Additional Decisions
IN RE: HAIR RELAXER MARKETING SALES PRACTICES AND PRODUCTS LIABILITY LITIGATION
MDL No. 3060, Case No. 23-cv-0818
United States District Court, N.D. Illinois, Eastern Division
Filed March 01, 2024
Rowland, Mary M., United States District Judge

ORDER

Before the Court are the parties’ cross-briefs on whether Defendant L’Oréal U.S.A. has responded to requests for production in compliance with Federal Rules of Procedure 34(b)(2)(E). [423] [426]. For the following reasons, the Court finds that L’Oréal has complied with its Rule 34 obligations and declines to order L’Oréal to further organize and label its ESI production.

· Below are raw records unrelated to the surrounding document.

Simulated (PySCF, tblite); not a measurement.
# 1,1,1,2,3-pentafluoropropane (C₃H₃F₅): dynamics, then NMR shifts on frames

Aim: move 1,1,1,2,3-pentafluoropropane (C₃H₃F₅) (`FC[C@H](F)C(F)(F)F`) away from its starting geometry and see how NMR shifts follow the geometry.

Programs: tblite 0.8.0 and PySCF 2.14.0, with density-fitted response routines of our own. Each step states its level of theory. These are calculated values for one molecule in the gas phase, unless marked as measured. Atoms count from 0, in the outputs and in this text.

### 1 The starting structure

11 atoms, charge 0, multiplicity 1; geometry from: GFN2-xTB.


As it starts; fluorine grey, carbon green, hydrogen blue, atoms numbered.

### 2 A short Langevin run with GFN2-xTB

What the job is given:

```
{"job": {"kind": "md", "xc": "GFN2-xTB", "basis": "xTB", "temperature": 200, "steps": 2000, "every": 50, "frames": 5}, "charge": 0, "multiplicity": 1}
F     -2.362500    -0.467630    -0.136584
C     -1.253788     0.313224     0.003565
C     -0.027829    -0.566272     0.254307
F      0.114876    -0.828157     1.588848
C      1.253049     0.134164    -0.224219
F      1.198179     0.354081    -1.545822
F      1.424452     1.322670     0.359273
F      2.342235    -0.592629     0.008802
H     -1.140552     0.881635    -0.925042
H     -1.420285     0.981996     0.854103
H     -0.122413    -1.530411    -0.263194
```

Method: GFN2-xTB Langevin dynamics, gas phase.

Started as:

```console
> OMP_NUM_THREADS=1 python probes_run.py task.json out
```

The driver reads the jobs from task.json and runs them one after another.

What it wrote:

Plaintiffs served their first set of requests for production on L’Oréal on June 27, 2023. [423] Ex. B. L’Oréal represents that it responded to those requests in compliance with the parties’ agreed upon ESI protocol [109] and the standing protective order issued by this Court. [78]. To date, L’Oréal USA has produced 1,005 documents (13,682 pages) in four rounds of production in response to Plaintiffs’ initial discovery requests. [423] at 2.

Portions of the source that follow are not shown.